3 words summarise Paul’s preaching: clarity, simplicity, boldness. Paul was so clear that no one could miss his message. He was simple because he spoke plainly about what Jesus Christ accomplished in his death on the cross. He was bold in stating that truth over and over again. He was a man of one message, a preacher with a one-track mind who would not be silent. He focused on the cross because that was the one part of the Christian message the world could not duplicate.
Rotary Clubs and Lions Clubs do wonderful work for our community. But it is not given to the Rotary and Lions Clubs to preach Jesus Christ and him crucified. We have the ANC and the DA and they think they have it all figured out. They don’t. They have their politics, but it is not given to them to preach Jesus Christ and him crucified. We have the government and private school systems that work to educate the children of South Africa. They do the best they can, and God bless them in their efforts, but it is not given to the school system to preach Jesus Christ and him crucified. That calling is given only to the church of Jesus Christ. To us—and only to us—did God entrust the message of Jesus Christ and him crucified. That is our message, our only message. We are to tell it because no one will if we don’t.
The Greeks loved philosophy so Paul could have said, “I need to talk about Plato and Socrates in my sermons.” But he didn’t, even though no one would have blamed him if he had. You can impress people with your cleverness or you can impress them with Jesus, but you can’t do both.
It is not enough for us to say that Jesus was a great moral teacher. He was, but the world largely believes that already. It is not enough to say that he came down from heaven. Many already believe that. It’s not even enough to say that he was born of a virgin. We must go all the way and declare that God himself came down to earth in the person of his Son, the Lord Jesus Christ. We must say that when he died on the cross, God laid on him all our sins. He took our place, dying where we should have died, bearing our punishment, standing as our substitute, taking our sin and its punishment upon himself. He died to be our Saviour and bring us home to God. He was the just dying for the unjust, the good dying for the bad, the righteous dying for the unrighteousness, the holy dying for the sinful. In his death he won our salvation. Then he rose from the dead on the 3rd day, proving all his claims to be true.
This is the message unbelievers need to hear. What good will it do to say to an unbeliever, “Be nice” or “Try harder” or “Clean yourself up” or even “Give money to the church.” That advice is both dangerous and misleading. Unbelievers can never really be nice or try harder or clean themselves up apart from God. They don’t need to give money to the church. They need to be born again.
The Gospel in 10 Words -
Christ died for our sins and rose from the dead.

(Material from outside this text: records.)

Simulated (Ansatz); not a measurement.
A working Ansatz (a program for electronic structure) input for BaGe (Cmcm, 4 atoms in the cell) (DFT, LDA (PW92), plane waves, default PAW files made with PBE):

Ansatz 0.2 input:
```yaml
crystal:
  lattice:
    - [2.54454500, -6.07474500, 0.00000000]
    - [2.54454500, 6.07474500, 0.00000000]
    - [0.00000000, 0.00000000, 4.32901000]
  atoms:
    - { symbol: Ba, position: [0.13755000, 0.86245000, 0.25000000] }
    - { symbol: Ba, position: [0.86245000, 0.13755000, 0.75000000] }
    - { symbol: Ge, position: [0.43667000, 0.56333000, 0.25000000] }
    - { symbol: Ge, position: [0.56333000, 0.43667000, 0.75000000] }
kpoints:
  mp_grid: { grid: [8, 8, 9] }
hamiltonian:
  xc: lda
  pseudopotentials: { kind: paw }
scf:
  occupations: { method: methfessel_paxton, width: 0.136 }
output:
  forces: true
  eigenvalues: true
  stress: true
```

There is enough truth in those 10 words to save the whole world. Stop right now and say those words to yourself. Go ahead. Say them out loud: Christ died for our sins and rose from the dead. This is the heart of the gospel. This is our message. This is what we must preach to the world.
Paul regarded preaching as nothing less than the forceful declaration of the truth of God. True preaching is not sharing. It is not dialogue or discussion. When I stand behind the pulpit, I’m not having a dialogue with you. This isn’t a large-group discussion. If you want to discuss something, we can go out for coffee and we’ll talk for a while. Discussion is good and has its place, but that’s not what preaching is all about. Preaching is not dialogue because God is not negotiating with the human race.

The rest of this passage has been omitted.